Recent news reports say that cash is dying, and it might seem so based on the frequent headlines these last few years as Apple Pay, Samsung Pay, Android Pay and other mobile payment players entered the marketplace. But year after year, cash remains resolutely alive, with proof of life coming in the form of study after study ranking it among consumers' most used payment methods: debit, cash and credit.
Cash Standing Its Ground
For example, a survey by Bankrate.com in mid-November 2015 found that cash came in first place with 39 percent of consumers poised to use it for holiday purchases, followed by 31 percent using debit cards and 22 percent using credit cards. The study also found that the biggest supposed threat to cash – mobile payment – was planned for use by only one percent of shoppers. And, in another November 2015 study, cash rules for person-to-person (P2P) payments. An Aite Group study found that for P2P payments, cash and checks still reign supreme with 71 percent and 56 percent of consumers, respectively.
Are Mobile Payment Methods Going to Kill Cash?

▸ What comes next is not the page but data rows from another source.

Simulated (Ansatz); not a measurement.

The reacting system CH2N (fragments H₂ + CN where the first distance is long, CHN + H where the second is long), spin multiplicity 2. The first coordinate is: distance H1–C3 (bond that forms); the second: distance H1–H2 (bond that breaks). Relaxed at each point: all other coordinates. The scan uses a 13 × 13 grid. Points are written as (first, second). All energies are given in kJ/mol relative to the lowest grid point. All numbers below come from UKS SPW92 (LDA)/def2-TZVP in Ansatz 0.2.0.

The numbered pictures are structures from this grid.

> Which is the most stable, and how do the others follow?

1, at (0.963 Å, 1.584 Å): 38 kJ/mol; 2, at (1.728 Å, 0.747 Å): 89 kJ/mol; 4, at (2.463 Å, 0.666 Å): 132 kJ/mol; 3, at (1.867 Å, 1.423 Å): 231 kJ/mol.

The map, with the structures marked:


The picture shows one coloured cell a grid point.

Predictions are that mobile payments or other digital forms of payment will precipitate cash’s downfall, but not according to the latest Accenture mobile payments study. Also released in November, this study found that 52 percent of the 4,000 or so surveyed in the U.S. and Canada know mobile is out there as an option. But when it comes time to actually use it in physical stores instead of a card, most consumers seem to be saying "no thanks" or "not yet." The study further speculates that consumers won’t be ready to become fully engaged with mobile methods until they are incentivized to do so with loyalty and other types of programs.
And What About the Future?
The same Accenture study asked consumers about the future, and most do agree that they expect to be using less cash in 2020. That's in less than five years from now. Then again, 30 years ago Back to the Future predicted we'd see hover boards and hover cars in 2015. The gap between payments prognostication and reality of consumer behavior has favored cash usage more often than not.
As the world's largest retail ATM owner / operator, and thus a major cash access provider for consumers, Cardtronics understands mobile pay will likely become a statistically meaningful piece of the payments pie at some time in the future. But that piece will be alongside continuing cash usage because we anticipate mobile is most likely to be a form-factor replacement vehicle for what today are credit and debit card transactions. And instead of a threat, we view mobile as complementing ATMs in that cash machines could send paperless receipts, or in-store coupons to mobile devices for redemption. Mobile is a friend to cash at this point, and a supplement to the way Cardtronics delivers cash access and value-added services.